Question

A tent is in the shape of a cylinder surmounted by a conical top . If the height and diameter of the cylindrical part are 2.1 m and 4m respectively, and the slant height of the top is 2.8m find the area of the canvas of the tent at the rate of Rs. 500 per square m.

Answer 1

${\underline{\sf{Given}}}$

• Slant height of cone = 2.8 m
• Height and diameter of the cylindrical part are 2.1 m and 4 m
• Cost for the canvas of the tent for 1m² = ₹500 per m²

${\underline{\sf{To\:Find}}}$

• Area of the Canvas required for making the tent.
• The the cost of the Canvas of the tent at the rate of ₹500 per m².

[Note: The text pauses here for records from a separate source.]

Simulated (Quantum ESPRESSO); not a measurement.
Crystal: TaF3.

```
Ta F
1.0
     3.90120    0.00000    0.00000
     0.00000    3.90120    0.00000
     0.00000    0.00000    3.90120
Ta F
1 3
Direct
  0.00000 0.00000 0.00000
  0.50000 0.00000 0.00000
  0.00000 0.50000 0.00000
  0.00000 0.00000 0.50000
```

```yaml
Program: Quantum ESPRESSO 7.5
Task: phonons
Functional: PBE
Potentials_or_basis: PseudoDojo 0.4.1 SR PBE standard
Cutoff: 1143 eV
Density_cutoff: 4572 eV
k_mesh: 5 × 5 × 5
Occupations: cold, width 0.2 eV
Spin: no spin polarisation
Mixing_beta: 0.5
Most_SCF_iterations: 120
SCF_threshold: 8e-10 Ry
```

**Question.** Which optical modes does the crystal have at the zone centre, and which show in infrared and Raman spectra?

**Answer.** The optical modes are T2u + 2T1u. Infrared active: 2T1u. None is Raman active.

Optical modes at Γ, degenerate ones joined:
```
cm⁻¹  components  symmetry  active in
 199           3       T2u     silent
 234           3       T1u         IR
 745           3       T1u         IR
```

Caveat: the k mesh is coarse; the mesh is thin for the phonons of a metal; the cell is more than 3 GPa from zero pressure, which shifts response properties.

${\underline{\sf{Solution}}}$

We have , Diameter of cone = 4m

⇒ Radius of cone = 2m

Slant Height of cone = 2.8 m

We know that

Curved surface area of cone

$\sf = \pi \: rl$

$\sf = \dfrac{22}{7} \times 2 \times 2.8$

$\sf = 22 \times 2 \times 0.4$

$\sf = 17.6m {}^{2}$

Given :

Diameter of cylinder = 4 m

⇒ Radius of cylinder = 2 m

and height of cylinder = 2.1 m

Curved surface area of cylinder

$\sf = 2\pi \: rh$

$\sf = 2 \times\dfrac{22}{7} \times 2 \times 2.1$

$\sf = \dfrac{22 \times 2 \times 2 \times 21}{7 \times 10}$

$\sf = \dfrac{132}{5}$

$\sf = 26.4m {}^{2}$

Thus ,

Area of Canvas

= Curved surface area of the cylinder+

curved surface area of the cone

= 17.6+26.4

= 44m²

Now ,

Cost for the canvas of the tent for 1m² = ₹500 per m²

⇒Cost for the canvas of the tent for 44m²

= ₹500× 44 per m²

= ₹22,00 m²

$\rule{200}2$

${\red{\boxed{\large{\bold{Note}}}}}$

The base of the tent will not be covered with the Canvas.

Answer 2

Given :

• A tent is in the shape of a cylinder surmounted by a conical top .
• The height and diameter of the cylindrical part are 2.1 m and 4m respectively.
• The slant height of the top is 2.8 m.

To find :

• Area of the Canvas required for making the tent.
• The cost of the Canvas of the tent at the rate of ₹500 per m².

Solution :

• Height(h) of the cylindrical part = 2.1 m
• Diameter of the cylindrical part = 4 m.
• Slant height(l) of the conical part = 2.8 m.

Therefore,

• Radius(r) of the cylindrical part = 4/2 = 2 m.

✪ CSA of the cone ,

$\implies\sf{\pi\:r\:l}$

$\implies\sf{(\dfrac{22}{7}\times\:2\times\:2.8)\:m^2}$

$\implies\sf{17.6\:m^2}$

✪ CSA of cylinder ,

$\implies\sf{2\pi\:r\:h}$

$\implies\sf{(2\times\dfrac{22}{7}\times\:2\times\:2.1)\:m^2}$

$\implies\sf{26.4\:m^2}$

Then,

Area of the canvas used ,

= CSA of cone + CSA of cylinder

= (17.6 + 26.4) m²

= 44 m²

The cost of the Canvas of the tent at the rate of ₹500 per m² ,

= ₹ ( 500× 44)

= ₹ 22,000

Therefore, the area of the Canvas required for making the tent is 44 m² and the cost of the canvas of the tent at the rate of ₹ 500 per m² is ₹ 22,000.